Massiah is preparing a €400 million capital raising for its purchase of three banks rescued in late 2015, but says he and other banks could embark on new mergers, as the sector recovers from a bad-debt induced brush with death last year.
UBI announced a deal to buy Nuova Banca delle Marche, Nuova Banca dell’Etruria e del Lazio and Nuova Cassa di Risparmio di Chieti from a sector-backed resolution fund in January. To make sure its core tier-1 ratio stays above 11% after the merger, it is preparing a €400 million capital raising pre-underwritten by Credit Suisse and Morgan Stanley.
Massiah hopes this will be completed in the first half of the year, after a shareholder meeting in early April, and after the second round of the French presidential election in early May.
“It’s inevitable that there will be concentration in the market,” he tells Euromoney while meeting investors in London. “With the still-difficult environment, economies of scale will be very important. Compliance and technology costs continue to be key. We see ourselves as an aggregator.”
Massiah says the integration of the three rescued banks will be completed within 18 months, and the bank could look at other deals within that period.

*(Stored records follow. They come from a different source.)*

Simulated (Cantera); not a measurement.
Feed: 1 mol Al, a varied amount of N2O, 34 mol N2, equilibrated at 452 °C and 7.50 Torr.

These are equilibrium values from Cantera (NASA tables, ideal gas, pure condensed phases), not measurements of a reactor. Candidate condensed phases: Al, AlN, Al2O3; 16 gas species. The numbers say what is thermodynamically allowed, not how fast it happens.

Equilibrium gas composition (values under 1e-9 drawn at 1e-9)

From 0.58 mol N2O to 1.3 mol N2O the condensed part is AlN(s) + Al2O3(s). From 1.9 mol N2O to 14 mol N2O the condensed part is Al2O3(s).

As its capital is relatively robust, UBI has been the subject of frequent rumours in the past two years about potential mergers with other Italian banks, including Genoa-based Banca Carige and even Monte dei Paschi di Siena (MPS), Italy’s third biggest bank by assets.
Hard to buy
However, Massiah says it will be hard for UBI to buy Monte dei Paschi if MPS turns itself around, as its market capitalization would then be too big, while Carige remains tightly held by its family owners. Two other Italian mid-tier lenders, Banca Popolare di Milano (BPM) and Banco Popolare, agreed a merger last year.
“It’s true,” he admits to Euromoney’s suggestion that the pace of mergers in Italy has not lived up to expectations in early 2015, when the previous Italian government ended the popolari banks’ mutual-style voting caps. “But in my opinion it’s not over; it’s still something that will happen.”
UBI’s shares have risen by around 60% since late 2016. Massiah partly attributes the surge to the conditions of the purchase of the three banks, as the market expected UBI would be asked to merge with smaller and more troubled Italian banks, due to its relatively low gross non-performing loan ratio (14%).
While Intesa Sanpaolo would be hard-pushed to increase an already large market share in Italy, other big Italian banks such as MPS and UniCredit had problems of their own, while BPM was merging with Banco.
“We were the only possible consolidator with the right size,” says Massiah.
Modena-based Banca Popolare dell’Emilia Romagna, however, is acquiring the fourth bank rescued in late 2015, Nuova Carife.
UBI is paying the resolution fund €1 for the three other banks, on the condition they would first offload €2.2 billion of gross non-performing exposures, while the fund would have injected €450 million. UBI owns 5% of the fund with the rest of the sector holding the balance.